Caltex moves against 35-hour week
By Dave Mizon
MELBOURNE — Delegates and officials from the main unions in the oil industry met with ACTU secretary Bill Kelty on June 14 to discuss a campaign in response to the massive attack by Caltex on the wages and conditions of Kurnell workers.
The meeting decided that Caltex management could be halted only by a concerted campaign by workers at all refineries around Australia. Delegates said that Caltex's attack was not an isolated incident but the opening round of an industry-wide assault on the 35-hour work week.
Core working conditions are under threat, and more than 100 jobs are to go. These will be forced redundancies, with the company nominating who is to go and who is to stay. The major items that the company is seeking to win are:
- a 42-hour week on a four-shift, 12-hour roster. This would mean one whole shift (64 people) could be sacked. The extra two hours over a 40-hour week would be offered back as annual leave. Operators would be expected to spend three to five of their rostered days off per year training as front-line fire fighting crews for no extra pay.

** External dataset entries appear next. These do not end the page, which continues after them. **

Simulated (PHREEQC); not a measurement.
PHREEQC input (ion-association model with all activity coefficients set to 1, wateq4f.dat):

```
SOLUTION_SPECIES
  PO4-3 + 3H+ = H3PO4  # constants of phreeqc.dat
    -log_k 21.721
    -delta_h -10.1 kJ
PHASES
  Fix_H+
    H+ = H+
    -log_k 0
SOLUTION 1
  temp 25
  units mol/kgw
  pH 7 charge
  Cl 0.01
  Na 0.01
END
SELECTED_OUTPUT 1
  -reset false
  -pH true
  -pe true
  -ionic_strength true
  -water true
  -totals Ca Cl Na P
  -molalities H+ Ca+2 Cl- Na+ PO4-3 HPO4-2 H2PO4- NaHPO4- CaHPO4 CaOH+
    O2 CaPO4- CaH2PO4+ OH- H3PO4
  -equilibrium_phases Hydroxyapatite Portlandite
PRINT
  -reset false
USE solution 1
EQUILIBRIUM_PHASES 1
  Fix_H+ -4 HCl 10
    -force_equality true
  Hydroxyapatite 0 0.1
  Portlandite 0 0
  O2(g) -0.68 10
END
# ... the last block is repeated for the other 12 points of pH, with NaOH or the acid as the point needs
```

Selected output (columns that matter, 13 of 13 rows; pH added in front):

- annualised salaries, which would not contain any identifiable components (eg overtime allowances). This all-up rate would be different for each skill grade but would be fixed. Operators would be obligated to respond to call-ins when they were on their rostered days off. The salaries offered do not reflect current earning capacity but what Caltex thinks each skill capacity is worth. Wages would be paid monthly.
- cuts in staffing. Management is proposing that 119 jobs be cut just from operator ranks. These come on top of the 104 sackings that occurred in 1990, yet production rates have remained the same and no new labour-saving technology has been introduced. The company has already advised the union covering the laboratory staff, the AWU, that the lab workers are not qualified to carry out their work, even though some of them have been doing it for 29 years.
- company-controlled individual performance assessments to ensure that the threat of the sack is hanging above workers' heads.
Management's crash through or crash mentality has hardened the resolve of unionists. The stage is now set for a decisive showdown in the oil industry.